It appears that I reached many people when I described how it felt to be single for 18 years (and update: it's almost 20 years now), but perhaps I can reach even more people when I explain the feeling when it seems like nobody *ever* likes you back. It's tough and it sucks. Maybe people feel this way about you. Or maybe you're in the exact same position that I am. Whatever end you're on, I'd imagine that you could relate or understand in some sort of way.

It's always fun to like someone new. We all love to fantasize about this new person, tell our friends (or enjoy the sneaky satisfaction of remaining cryptic about it), give him the Instagram follow (but you can't be the first to like his pictures so you wait to be the 23rd), get his phone number (and try *extra* hard not to text it too often), and gaze at a fresh face in class or at our activities.

We get that rush of happiness when he likes our Instagram pictures or when he answers our texts or when he views our Snapchat story or when he makes any type of effort to speak to us.

It's all fun and games. Until reality creeps in and so do our doubts and realizations that he probably doesn't like us back.

And I understand that feeling. We get left on open or read with no follow-up and freeze in our tracks. We see him flirting with someone else and our stomachs churn. And, worst of all, we find out he is in a relationship with someone else and we can feel our hearts physically sink. We begin doubting and hating ourselves and questioning our own intrinsic worth.

In the prolonged time I've been single, I've felt these feelings over and over and over again. And sometimes people can undermine the pain because it isn't a real break-up from an established boyfriend. But we still feel the breaking of our hearts and like our feelings are valid.

It's safe to say I've had to take many Ls in the relationship department, and I continue to take Ls, so I can (probably) relate to what you're feeling.

I've been explicitly told, "I don't like you back." I've tried to break down the touch barrier, but it would build itself back up stronger than ever. I've felt led on only to discover that the person was seeing someone else all along. Even today as a (nearly) 20-year-old, my doubts set in, my flirting efforts are either too strong or not strong enough, and I receive telltale signs that my fantasies will stay fantasies.

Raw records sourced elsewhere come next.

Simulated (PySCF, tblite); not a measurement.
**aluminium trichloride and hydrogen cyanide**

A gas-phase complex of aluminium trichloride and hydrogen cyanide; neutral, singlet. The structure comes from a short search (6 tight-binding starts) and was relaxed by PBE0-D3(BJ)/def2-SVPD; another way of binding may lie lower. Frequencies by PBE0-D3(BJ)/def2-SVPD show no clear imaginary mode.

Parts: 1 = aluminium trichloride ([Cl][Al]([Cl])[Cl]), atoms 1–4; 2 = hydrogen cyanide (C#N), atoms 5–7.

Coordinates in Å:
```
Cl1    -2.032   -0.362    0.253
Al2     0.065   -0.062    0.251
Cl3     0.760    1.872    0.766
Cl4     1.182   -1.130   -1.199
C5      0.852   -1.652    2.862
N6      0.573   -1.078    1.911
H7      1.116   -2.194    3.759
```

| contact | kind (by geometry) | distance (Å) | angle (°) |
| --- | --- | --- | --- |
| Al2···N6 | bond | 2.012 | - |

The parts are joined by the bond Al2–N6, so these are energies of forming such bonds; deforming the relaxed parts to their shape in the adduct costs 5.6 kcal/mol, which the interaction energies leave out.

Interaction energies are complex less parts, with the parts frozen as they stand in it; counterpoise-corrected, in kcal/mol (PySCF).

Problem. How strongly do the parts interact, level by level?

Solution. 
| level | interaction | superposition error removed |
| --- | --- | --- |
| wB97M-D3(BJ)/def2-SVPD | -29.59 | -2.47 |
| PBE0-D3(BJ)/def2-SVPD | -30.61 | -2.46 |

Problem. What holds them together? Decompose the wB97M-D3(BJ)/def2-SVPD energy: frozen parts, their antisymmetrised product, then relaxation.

And you probably have been in similar situations or perhaps taken different Ls. And you feel ugly. And you feel unlovable. And it sucks.

But you're not. Please don't let it break you.

If you wouldn't place your self-esteem in the hands of the stranger at the bus stop, you shouldn't place your self-esteem in the hands of any one guy. Both the stranger and your love interest are individuals and don't deserve that kind of power. Some situations are not meant to be and that doesn't make you any less beautiful or amazing of a person. Everybody will only have one truly happy ending regardless of who they are. So muster up the strength to move on, and realize that perhaps the happiest endings require the most loss and heartbreak to get there.